1 Vogue pattern, 50 pattern pieces and 8 pages of instructions! I opened the envelope and immediately started to question my sanity for deciding this was a good idea… but I’d like to state for the record that having now completed it I would actually do it again!

Vogue 8890 is a very traditional men’s suit pattern, it comes with options for 2 necklines on the jacket and either shorts or trousers. What leads me to describe it as traditional is 2 fold; firstly the style of jacket is very boxy, with classic welt pockets and then the trousers have a wider leg than would be found on a lot of modern suits, secondly the construction includes some very traditional techniques and material suggestions (there is a tab on the zip guard that is secured with a button, and a crotch guard, 2 things that are very unusual for me to find in a modern suit construction) The interfacing that is suggested for the main body of the jacket is a hair canvas, a very traditional material choice for this job. None of these aspects of the pattern are of course a problem, I made a few changes to modernise the construction to better suit my needs and I’m absolutely thrilled with the results.

Choosing the fabric for this suit was not simple. I wanted something bold and floral and yet still manly and modern. I did a fair amount of research into the best fabric choices for a suit, it needed to be something strong with enough body to hold its form. Usually you’d be after something with a twill construction as it creates a really strong fabric but that can come in different weights and anything too thin wouldn’t hang right. After a fair amount of research into men’s suit fabrics I stumbled upon a large number made from a cotton sateen and loved the way they looked so decided upon this… and quite frankly once I’d narrowed down the type of fabric I wanted this print leapt out at me from the website as being exactly what I was looking for.

This Cotton Sateen Fabric is 97% cotton and 3% spandex. This creates a very slight stretch to the fabric that is great for fitted garments as it enables great movement in the garment. In this case the stretch was not necessary but was definitely going to create a more comfortable short. This fabric from the Jardin collection comes in 2 different colour ways. It has a beautifully large floral print that is well spread out across the background colour.

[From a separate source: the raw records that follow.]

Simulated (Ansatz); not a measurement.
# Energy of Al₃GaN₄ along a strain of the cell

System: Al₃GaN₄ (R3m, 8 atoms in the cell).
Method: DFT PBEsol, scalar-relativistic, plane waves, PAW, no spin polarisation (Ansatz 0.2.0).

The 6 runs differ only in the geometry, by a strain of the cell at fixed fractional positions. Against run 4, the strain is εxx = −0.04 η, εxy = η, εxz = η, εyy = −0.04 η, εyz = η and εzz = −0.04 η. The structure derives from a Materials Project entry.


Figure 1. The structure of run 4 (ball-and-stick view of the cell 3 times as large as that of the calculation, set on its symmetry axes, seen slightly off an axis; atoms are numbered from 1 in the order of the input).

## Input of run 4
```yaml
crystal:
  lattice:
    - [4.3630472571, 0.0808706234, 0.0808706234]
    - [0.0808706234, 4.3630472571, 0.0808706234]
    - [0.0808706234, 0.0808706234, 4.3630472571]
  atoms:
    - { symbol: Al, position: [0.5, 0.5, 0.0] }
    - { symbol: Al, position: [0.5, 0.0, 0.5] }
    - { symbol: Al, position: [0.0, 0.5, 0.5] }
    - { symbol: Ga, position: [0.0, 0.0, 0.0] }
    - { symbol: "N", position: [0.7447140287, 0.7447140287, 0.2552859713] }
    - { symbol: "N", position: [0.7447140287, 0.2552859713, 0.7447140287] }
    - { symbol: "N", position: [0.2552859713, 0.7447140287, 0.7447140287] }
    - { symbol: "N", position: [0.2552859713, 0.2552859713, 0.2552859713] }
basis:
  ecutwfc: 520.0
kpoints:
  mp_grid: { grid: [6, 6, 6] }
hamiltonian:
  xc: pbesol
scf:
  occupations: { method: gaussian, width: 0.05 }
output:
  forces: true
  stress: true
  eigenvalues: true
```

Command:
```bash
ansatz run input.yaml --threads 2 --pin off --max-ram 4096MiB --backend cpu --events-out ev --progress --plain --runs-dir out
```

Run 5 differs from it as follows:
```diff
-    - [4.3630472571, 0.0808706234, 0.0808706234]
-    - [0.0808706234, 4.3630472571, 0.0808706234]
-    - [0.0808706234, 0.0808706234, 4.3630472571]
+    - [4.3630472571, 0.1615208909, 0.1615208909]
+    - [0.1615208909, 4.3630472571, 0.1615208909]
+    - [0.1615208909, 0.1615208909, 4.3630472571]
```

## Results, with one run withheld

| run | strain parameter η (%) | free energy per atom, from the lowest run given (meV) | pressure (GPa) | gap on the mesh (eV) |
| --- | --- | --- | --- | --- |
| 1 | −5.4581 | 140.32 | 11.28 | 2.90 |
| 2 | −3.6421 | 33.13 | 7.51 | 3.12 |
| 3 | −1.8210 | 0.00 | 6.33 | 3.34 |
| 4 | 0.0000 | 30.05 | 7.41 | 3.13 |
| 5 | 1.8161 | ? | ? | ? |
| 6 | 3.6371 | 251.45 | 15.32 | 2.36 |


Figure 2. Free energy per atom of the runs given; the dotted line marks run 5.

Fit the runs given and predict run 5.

The first challenge this pattern gives is trying to figure out the amounts of everything that you will need. The back of the pattern envelope gives the amounts needed for the main fabric but refers you to the instructions for the remaining information about lining, interfacing etc. The vogue website does give a great run-down on suggested fabrics/quantities for each of the parts but because of all the different options (such as the pockets being made in a different fabric to the rest of the lining) its not as simple as I’d have liked it to be. Here is a run-down of what I ended up using for Jacket A and Shorts C:

3m of Cotton Sateen. 1m of fusible interfacing. 1m of sew-in interfacing. 2m of lining fabric. 1 felt square. ½ m of cotton twill. 7” zip. 13 5/8” and 2 ¾” buttons. 2 shoulder pads. 1m 1/4” twill tape. Hook and Bar closure.

Instead of using the suggested hair canvas for the interfacing (as this is an expensive option) I used a combination of fusible and sew-in interfacing (both in a medium weight). I used fusible for all the pieces except for those used for the front of the jacket. I found this worked really well and I would make this choice again with this pattern in the future.

The biggest thing to consider with a project like this is getting the fit right. No one wants a poorly fitted suit and knowing how slim built my partner is I knew some adjustments would be necessary, so I made a toile before I started. I used an old duvet cover for this (as I find they are a great way to recycle old bedlinen). What I found when he tried it on was (as I suspected it would be) it was too big around his waist. The fix for this is either to create darts in the back or as I did to adjust the side seams.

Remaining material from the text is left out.